Turmoil in Tow Daly Returns to Augusta

By Associated PressApril 6, 2004, 4:00 pm
AUGUSTA, Ga. ' A cola in his hand and a cigarette never too far from his lips, John Daly never looked more at ease as he stepped out of the Augusta National clubhouse Monday, far removed from a world of trouble.
Daly's wife and her parents were in a federal court in Mississippi for the start of their trail on money laundering charges. They wound up pleading guilty in an agreement with prosecutors. Sherrie Miller Daly, indicted last July just five days after giving birth to Daly's first son, was offered five years' probation with six months of house arrest.
'I'm just so happy to be here,' Daly said quietly. 'To me, this is like heaven.'
The Masters also is his haven. He wants desperately for this week to be all about his golf, which has been so good the last two months that he came out of nowhere - a place Daly knows all to well - to return to Augusta National.
Daly has such control of his game that no one would be surprised to see him in a green jacket on Sunday.
'If this is his week, there's no reason he can't win,' Adam Scott said. 'His length is awesome and his short game is pure. It's a matter of it clicking this week.'
But even as Daly played a practice round with good friend Fuzzy Zoeller, his mind was two states away.
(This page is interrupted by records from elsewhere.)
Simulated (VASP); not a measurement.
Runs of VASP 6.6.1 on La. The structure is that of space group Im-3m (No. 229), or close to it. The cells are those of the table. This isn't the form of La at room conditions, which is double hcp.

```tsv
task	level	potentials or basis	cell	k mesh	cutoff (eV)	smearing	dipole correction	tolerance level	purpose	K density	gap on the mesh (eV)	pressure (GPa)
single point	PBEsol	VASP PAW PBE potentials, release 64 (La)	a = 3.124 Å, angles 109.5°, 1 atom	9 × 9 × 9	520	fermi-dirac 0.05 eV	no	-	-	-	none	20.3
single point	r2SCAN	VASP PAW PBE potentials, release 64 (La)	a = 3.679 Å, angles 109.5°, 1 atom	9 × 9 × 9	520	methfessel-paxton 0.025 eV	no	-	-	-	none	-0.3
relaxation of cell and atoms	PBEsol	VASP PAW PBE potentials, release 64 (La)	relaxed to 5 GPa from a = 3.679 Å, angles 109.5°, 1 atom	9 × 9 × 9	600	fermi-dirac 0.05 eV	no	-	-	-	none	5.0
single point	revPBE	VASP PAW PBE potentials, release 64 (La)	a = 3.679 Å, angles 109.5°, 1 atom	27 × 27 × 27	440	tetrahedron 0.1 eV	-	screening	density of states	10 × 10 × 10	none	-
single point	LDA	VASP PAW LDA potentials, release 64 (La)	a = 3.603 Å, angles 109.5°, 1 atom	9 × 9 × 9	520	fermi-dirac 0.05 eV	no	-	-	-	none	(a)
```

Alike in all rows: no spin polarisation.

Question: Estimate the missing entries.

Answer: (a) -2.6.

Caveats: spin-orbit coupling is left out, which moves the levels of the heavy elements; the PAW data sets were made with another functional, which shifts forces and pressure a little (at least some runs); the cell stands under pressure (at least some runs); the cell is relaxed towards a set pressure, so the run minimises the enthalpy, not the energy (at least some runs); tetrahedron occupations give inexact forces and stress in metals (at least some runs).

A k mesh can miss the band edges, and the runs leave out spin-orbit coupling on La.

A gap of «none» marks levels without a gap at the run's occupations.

Prosecutors have said that Daly didn't know about the trouble that led to the indictment, which alleged that his wife and in-laws conspired to buy and sell drugs using cash from previous transactions.
He said he would stand behind his wife of nearly three years, and strongly recommended she take the plea bargain.
'You don't beat a federal court, a federal judge and the FBI. There's no way,' Daly said in the parking lot. 'I told Sherrie, 'You've got to look after what's ahead of you. If there's probation, house arrest, you've got to take that. I know you're not a convict. I know you're not guilty of anything. But you're not going to win.''
This might not be the best way to prepare for the first major championship of the year, especially on a daunting course like Augusta National that is expected to be firm, fast and troublesome.
But then, distractions seem to be a constant companion.
Daly was the ninth alternate when he drove through the night to the 1991 PGA Championship, then stunned the golfing community by overpowering Crooked Stick to win his first major.
He went through alcohol rehab, a nasty divorce and a suspension from the PGA Tour for rash behavior, then showed up at St. Andrews for the '95 British Open and added a silver claret jug to his trophy collection.
A victory this week at Augusta National - certainly not out of the question considering his skills - would make him only the 15th player in history to capture three of the four majors.
Daly generates a buzz unlike any other player.
He walked only 100 yards from the clubhouse to the putting green, and a wall of people caved in around him. Some of the fans reached out and patted him on the back; others shouted out to him, the voices becoming muffled cheers.
'I'm fine,' Daly said. 'I've got my mind on golf, and it's going to be fun.'
A photo of Daly on the front page Monday of The Augusta Chronicle was vintage - Daly at the top of his swing, the club dangling well past his shoulders, his gut sagging over his waistline, a cigarette dangling between his lips.
Daly has never come into a major with his game looking this good.
He won at Torrey Pines two months ago, his first PGA Tour victory in nine years, against a strong field that included Tiger Woods, Vijay Singh and Phil Mickelson. The following week, he recovered from a disastrous front nine in the final round at Riviera to finish fourth.
That's when Daly started dreaming about Augusta National, and he managed to qualify in spite of himself. During a crucial stretch in Florida, he slammed his hand in a car door and had to miss the Honda Classic. He was in position to qualify for the Masters at Bay Hill until a double bogey-eagle-bogey-triple bogey finish knocked him into a tie for ninth.
Then, he closed with an 80 at The Players Championship and had to wait four hours to find out he got into the Masters by being 10th on the PGA Tour money list.
'My patience hopefully will be better. That's the main thing,' Daly said. 'I'm hanging in there, and that's what is helping me. Even when I shot 80 at The Players Championship, I finished with an eagle, missed a short putt and then a birdie. Hopefully, something good will happen this week.'
Craig Parry of Australia has played several rounds with Daly over the years, and he noticed a change in his game when they were paired together the first two days at Bay Hill.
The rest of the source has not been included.